Norman McLaren. It's commendable that Currier House has put up-front about this thing and announced that they're showing a program of this guy's films, which usually have a way of sneaking up and ambushing unsuspecting movie bills.

Norman McLaren made short films for the Canadian National Film Board for many years, films with names like Fiddie-De-Dee and Hoppity-Pop and Blinkety Blank. He is highly acclaimed by some as a pioneer in experimental cinema--particularly of the stop-motion technique. Other titles by McLaren include Dots and Loops, Boogie Doodie and A Chairy Tale. I've only seen one of these little nightmares, the one most commonly shown in this country, something called Pas de Deux. In fact, I must have seen it 300 times--it seems like everytime I settle back for some good light feature the distant toot of panpipes (Panpipes!) is heard and this "short" comes on for what seems like days. The content of this vicious bummer is two silouetted dancers--white tights moving slowly in the darkness. The man-figure tippy-toes over to the woman-figure, who keeps darting away and eluding him at the last moment. Several years later, the dancers get together while the "haunting" sounds continue, and eventually their white shadows begin to blur their outlines and unfold in streaks of light that look like tungsten trickles. And this goes on and on and on...

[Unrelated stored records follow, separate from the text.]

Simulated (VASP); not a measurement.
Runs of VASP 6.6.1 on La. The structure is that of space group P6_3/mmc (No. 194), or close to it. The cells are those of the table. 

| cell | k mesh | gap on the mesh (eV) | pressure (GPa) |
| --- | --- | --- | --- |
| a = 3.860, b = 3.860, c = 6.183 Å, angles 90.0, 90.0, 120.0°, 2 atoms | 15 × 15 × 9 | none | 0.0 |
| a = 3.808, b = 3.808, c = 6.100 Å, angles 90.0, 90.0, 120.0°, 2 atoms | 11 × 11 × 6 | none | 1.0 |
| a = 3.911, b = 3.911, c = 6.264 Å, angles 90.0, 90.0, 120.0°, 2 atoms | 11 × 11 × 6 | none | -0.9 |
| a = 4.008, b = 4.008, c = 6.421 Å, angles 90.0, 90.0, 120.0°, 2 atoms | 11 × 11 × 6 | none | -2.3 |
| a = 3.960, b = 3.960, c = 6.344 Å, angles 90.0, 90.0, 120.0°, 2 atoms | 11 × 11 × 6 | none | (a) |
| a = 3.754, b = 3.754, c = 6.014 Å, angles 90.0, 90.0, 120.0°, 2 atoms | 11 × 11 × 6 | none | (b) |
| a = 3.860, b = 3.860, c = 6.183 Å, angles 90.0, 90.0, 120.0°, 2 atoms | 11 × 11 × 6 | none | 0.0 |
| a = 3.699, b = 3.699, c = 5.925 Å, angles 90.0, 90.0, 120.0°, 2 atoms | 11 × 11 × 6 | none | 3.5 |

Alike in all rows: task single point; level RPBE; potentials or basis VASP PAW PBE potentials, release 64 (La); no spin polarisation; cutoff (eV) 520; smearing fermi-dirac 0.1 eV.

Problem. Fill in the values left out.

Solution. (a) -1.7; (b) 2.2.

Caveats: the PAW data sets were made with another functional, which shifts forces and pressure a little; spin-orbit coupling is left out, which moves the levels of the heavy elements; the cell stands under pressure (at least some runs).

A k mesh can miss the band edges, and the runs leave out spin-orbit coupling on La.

Gone With The Wind. Unlike Birth of A Nation, Gone With The Wind had the advantage of sound to make its point about blacks: "QUITTIN' TIME!" "Who dat say 'Quittin time'? I'se de boss; I tells yawl when's quittin' time--QUITTIN' TIME!"

Cheisea Girls, or the first part of it, will be shown tonight at Carpenter Center, accompanied by a lecture by New York film critic Stephen Koch, on Warhol, Filmmaker. An interesting question.